The state Department of Land and Natural Resources closed the Keawaula beach section of Kaena Point State Park on Tuesday afternoon due to high surf.

The beach will remain closed Tuesday night to Wednesday until high surf subsides and lifeguards give the all-clear. State parks officials will assess surf condition on Hawaii island Wednesday morning to determine whether any of its beach parks should be closed for safety concerns.

The National Weather Service is warning of “dangerously large surf” expected to bring 30- to 40-foot waves to north and west shores and elevated surf to south shores not normally affected by winter swells.

A high surf warning is in effect from 6 p.m. Tuesday through 6 p.m. Thursday for north and west shores of Oahu, Kauai County, Maui, Molokai and west shores of the Big Island.

Forecasters expect the swell to begin arriving late Tuesday night and peak Wednesday afternoon with surf heights of 30- to 40-feet on north and west shores o f Niihau and Kauai and north shores of Oahu, Molokai and Maui. West shores of Oahu and Molokai will see 15- to 20-foot wave faces. The Big Island can expect 15- to 20-foot surf along west shores.

Forecasters also expect a west-northwest swell building rapidly Tuesday night, which will bring dangerously large surf to many areas that are not normally affected by witner wells, including west facing shore of Lanai and the Big Island.

A high surf advisory is also posted for south shores of Oahu and west shores of Maui, Lanai and Kahoolawe because of the unusual westerly component of the swell.

Waves could reach 12- to 15-feet on west shores of Maui and 6- to 10-feet along south shores of Oahu, and west shores of Lanai and Kahoolawe. 

The north and west shore surf could bring “extreme” conditions with “ocean water surging and sweeping over beaches, coastal benches, lava flows and roadways creating the potential for significant impacts to coastal properties and infrastructure, including roadways,” forecasters said in a warning message.

“Large breaking surf, significant shorebreak and dangerous currents make entering the water extremely hazardous. Anyone entering the water could face significant injury or death. Inexperienced persons should remain off beaches and adjacent beachfront areas,” the National Weather Service said.

Despite the size of the surf, organizers of the Quiksilver in Memory of Eddie Aikau big wave contest said the waves will not be consistent enough or last long enough to hold the invitation-only surf competition.

The one-day big wave event was last held on Oahu’s North Shore on Dec. 8, 2009, and has only been held a total of eight times in its history. It is only held when wave heights and surf conditions meet contest standards.

The holding period for the contest runs until the end of February.

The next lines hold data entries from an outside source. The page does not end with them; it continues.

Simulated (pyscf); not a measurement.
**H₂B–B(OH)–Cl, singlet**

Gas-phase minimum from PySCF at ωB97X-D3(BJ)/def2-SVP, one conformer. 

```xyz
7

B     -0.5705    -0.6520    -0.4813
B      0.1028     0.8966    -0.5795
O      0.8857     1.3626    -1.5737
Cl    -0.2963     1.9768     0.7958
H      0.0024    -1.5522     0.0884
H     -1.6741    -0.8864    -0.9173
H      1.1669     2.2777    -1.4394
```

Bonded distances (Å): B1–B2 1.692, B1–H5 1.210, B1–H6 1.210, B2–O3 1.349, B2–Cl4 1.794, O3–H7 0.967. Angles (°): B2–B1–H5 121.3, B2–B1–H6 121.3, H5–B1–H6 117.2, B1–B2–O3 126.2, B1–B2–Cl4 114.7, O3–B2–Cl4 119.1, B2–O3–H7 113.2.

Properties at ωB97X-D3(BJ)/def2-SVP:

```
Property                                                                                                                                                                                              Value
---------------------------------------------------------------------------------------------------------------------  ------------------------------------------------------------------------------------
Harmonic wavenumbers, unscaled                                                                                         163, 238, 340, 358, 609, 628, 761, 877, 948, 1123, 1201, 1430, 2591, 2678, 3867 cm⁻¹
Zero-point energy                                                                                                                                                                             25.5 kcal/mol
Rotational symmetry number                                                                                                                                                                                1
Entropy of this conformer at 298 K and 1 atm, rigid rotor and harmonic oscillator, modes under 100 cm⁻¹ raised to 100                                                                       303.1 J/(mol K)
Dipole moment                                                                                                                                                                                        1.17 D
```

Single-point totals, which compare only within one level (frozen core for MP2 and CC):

“After assessing all available forecast sources, we are not seeing sufficient energy to run the event this week,” said Event Director Glen Moncata. “The Quiksilver In Memory of Eddie Aikau requires a full eight-hour day of waves with minimum 40-foot faces. What we are seeing simply does not meet the criteria. Yes, there will be some waves of that height in the latter half of the day, but not a full day of consistent surf. We will wait.”